Poor Martha!
I for one am not concerned about Martha Stewart's legal troubles. The securities markets are hurt by the perception that only insiders make money, and sadly it's often true. Maybe the reason Martha is rich is because she is a savvy investor, but she obviously is an insider and privy to tips that ordinary investors aren't. For a measley $45,000 she dumped her stock in Imclone under highly suspicious circumstances and then she lied to investigators.
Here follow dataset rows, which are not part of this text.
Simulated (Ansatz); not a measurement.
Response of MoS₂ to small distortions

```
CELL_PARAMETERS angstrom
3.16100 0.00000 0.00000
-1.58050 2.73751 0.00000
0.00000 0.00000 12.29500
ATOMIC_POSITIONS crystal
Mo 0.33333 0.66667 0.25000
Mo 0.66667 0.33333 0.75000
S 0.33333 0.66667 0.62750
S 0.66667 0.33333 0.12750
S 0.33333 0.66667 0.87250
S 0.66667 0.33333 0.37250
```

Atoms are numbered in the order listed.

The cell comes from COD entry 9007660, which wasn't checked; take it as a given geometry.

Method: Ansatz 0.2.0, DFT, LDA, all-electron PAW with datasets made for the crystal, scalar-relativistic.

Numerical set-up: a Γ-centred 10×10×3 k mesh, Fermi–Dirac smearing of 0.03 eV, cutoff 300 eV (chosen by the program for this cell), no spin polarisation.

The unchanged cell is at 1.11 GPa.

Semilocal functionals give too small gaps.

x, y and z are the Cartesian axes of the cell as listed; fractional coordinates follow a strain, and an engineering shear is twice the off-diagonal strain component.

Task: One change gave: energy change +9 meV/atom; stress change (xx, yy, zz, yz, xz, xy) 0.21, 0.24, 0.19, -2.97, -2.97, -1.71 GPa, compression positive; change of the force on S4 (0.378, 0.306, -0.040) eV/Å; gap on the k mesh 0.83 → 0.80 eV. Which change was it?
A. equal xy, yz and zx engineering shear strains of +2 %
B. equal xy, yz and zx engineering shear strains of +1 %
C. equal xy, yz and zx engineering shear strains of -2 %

Nobody pushed her into the public spotlight. She set out to become a celebrity and succeeded in spades. She also treated a lot of people around her like dirt. If she had been really shrewd, she would have received the tip and ignored it, but she apparently acted reflexively and walked into the other side of celebrity. I'm not convinced that people who make mistaken reports to the police are prosecuted. It's more likely when they think you're jerking them around, that they decide that hardball is called for. An honorable prosecutor would be on the lookout for cases where it looks like the investigators are just bearing a grudge, but I don't think that was the case here.
The perception that Martha Stewart could trade on insider knowledge and get a wristslap is exactly the kind of thing that insider trading laws are meant to target. If she had been a nobody whose name wouldn't attract publicity, she might have gotten more lenient treatment, but I don't know what else the government could do without looking like her celebrity got her special treatment.